Despite being outnumbered 40 to 23, the Rebels prevailed over the Airborne. The paratroopers came with nunchaku (karate sticks), a steel bar attached to a chain, a blackjack, a baseball bat, and more. A few Rebels had chains and tire irons, but most were unarmed. One wielded an old motorcycle battery. But the Rebels attacked together, “with the viciousness of cornered animals,” in Wolf/Coyote’s words. The Airborne, soldiers trained in unarmed combat, weaponry, and riot control, dispersed when they saw a number of their fellows being beaten. Said Wolf: “They had not yet endured and shared enough to cement those ties of comradeship that result in members presuming, and acting upon, a principle of self-sacrifice. The Airborne may have been the finest in discipline, but they had not yet learned to look out for each other under fire” — thus proving brotherhood is powerful.

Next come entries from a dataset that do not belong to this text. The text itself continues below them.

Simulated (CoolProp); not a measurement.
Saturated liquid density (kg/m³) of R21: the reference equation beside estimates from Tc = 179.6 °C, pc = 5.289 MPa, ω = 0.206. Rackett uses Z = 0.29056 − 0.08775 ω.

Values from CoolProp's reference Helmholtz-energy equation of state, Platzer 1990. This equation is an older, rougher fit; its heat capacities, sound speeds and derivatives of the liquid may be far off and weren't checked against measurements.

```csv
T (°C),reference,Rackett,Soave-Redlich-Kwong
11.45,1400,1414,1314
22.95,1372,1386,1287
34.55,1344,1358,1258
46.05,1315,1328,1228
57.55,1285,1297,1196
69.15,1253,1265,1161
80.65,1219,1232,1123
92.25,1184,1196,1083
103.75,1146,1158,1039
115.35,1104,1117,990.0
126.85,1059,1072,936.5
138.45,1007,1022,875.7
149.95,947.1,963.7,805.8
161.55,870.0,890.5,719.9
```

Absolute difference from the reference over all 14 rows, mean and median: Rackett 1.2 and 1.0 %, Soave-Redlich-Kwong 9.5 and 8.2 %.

Wolf was interviewed on Prince Edward Island by Dick Teresi, a science writer and editor of VQ, a magazine for Harley-Davidson aficionados. Says Teresi: “I interviewed Wolf on the lawn of Dalvay-by-the-Sea, a sumptuous inn overlooking the four-star beaches on the Gulf of St. Lawrence. The ambience was significantly altered by the thousands of tiny turds at our feet, the result of a flock of extravagantly truculent geese who honked and fought hither and yon across the inn’s lawn. As the geese acted out a primordial Lorenzian tableau of aggression and territoriality, Wolf and I talked about turf wars, motorcycles, outlaw alienation and pride, biker mamas and ol’ ladies, club colors and patch-pullings, and an emotional togetherness among males unheard of in the straight world.”